Skip to main content
Tokenization is the process of breaking down text into individual tokens (words or terms) that can be indexed and searched. Orama’s tokenizer handles multiple languages with specialized splitting rules and normalization.

How Tokenization Works

When you insert a document into Orama, the tokenizer:
  1. Splits text using language-specific regex patterns
  2. Normalizes tokens by converting to lowercase
  3. Removes diacritics (e.g., “café” becomes “cafe”)
  4. Applies stopwords filtering (optional)
  5. Applies stemming (optional)
  6. Removes duplicates (by default)
import { create } from '@orama/orama'

const db = await create({
  schema: {
    title: 'string',
    description: 'string'
  }
})

// Text is automatically tokenized
await insert(db, {
  title: 'Building Modern Web Applications',
  description: 'Learn how to build scalable web apps'
})

// "Building Modern Web Applications" becomes:
// ["building", "modern", "web", "applications"]

Language-Specific Splitting

Orama uses different regex patterns for each language to correctly identify word boundaries:
// Splits on: /[^A-Za-zàèéìòóù0-9_'-]+/gim
const tokens = tokenizer.tokenize("It's a beautiful day!")
// Result: ["it's", "a", "beautiful", "day"]

Diacritics Removal

The tokenizer automatically removes diacritics from characters to improve search recall:
// Input: "café résumé naïve"
// After normalization: "cafe resume naive"
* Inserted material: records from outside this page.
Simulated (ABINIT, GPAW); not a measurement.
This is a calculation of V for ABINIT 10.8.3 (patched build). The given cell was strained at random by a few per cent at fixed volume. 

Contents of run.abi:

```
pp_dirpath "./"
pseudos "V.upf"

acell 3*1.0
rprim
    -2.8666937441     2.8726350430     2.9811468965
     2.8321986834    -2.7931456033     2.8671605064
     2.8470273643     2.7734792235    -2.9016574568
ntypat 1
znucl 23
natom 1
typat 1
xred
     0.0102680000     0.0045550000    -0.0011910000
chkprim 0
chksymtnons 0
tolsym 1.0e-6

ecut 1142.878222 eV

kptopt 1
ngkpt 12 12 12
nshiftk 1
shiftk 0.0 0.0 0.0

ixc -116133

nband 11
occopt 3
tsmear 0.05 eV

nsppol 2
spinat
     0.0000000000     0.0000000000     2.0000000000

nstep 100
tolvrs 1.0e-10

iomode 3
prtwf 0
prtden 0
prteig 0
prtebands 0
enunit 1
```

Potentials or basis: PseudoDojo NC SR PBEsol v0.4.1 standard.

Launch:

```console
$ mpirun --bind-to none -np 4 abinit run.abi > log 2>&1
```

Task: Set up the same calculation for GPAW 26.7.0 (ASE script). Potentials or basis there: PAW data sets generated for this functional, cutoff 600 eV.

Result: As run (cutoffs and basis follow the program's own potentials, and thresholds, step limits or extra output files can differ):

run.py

// Users can search for "cafe" and find "café"
await search(db, {
  term: 'cafe'
}) // Matches documents with "café" or "cafe"
Diacritics removal is automatically applied during the normalization phase. This happens after tokenization but before stemming.

Skipping Tokenization

For certain fields like IDs or exact-match fields, you may want to skip tokenization:
import { create } from '@orama/orama'

const db = await create({
  schema: {
    id: 'string',
    sku: 'string',
    title: 'string'
  },
  components: {
    tokenizer: {
      // These properties won't be split into tokens
      tokenizeSkipProperties: ['id', 'sku']
    }
  }
})

await insert(db, {
  id: 'PROD-123-XYZ',
  sku: 'ABC-DEF-GHI',
  title: 'Premium Widget'
})

// "PROD-123-XYZ" is indexed as a single token
// "Premium Widget" is tokenized to ["premium", "widget"]

Duplicate Handling

By default, Orama removes duplicate tokens to save memory and improve performance:
// Default behavior (allowDuplicates: false)
const tokens1 = tokenizer.tokenize('the best best best product')
// Result: ["best", "product"] ("the" removed as stopword)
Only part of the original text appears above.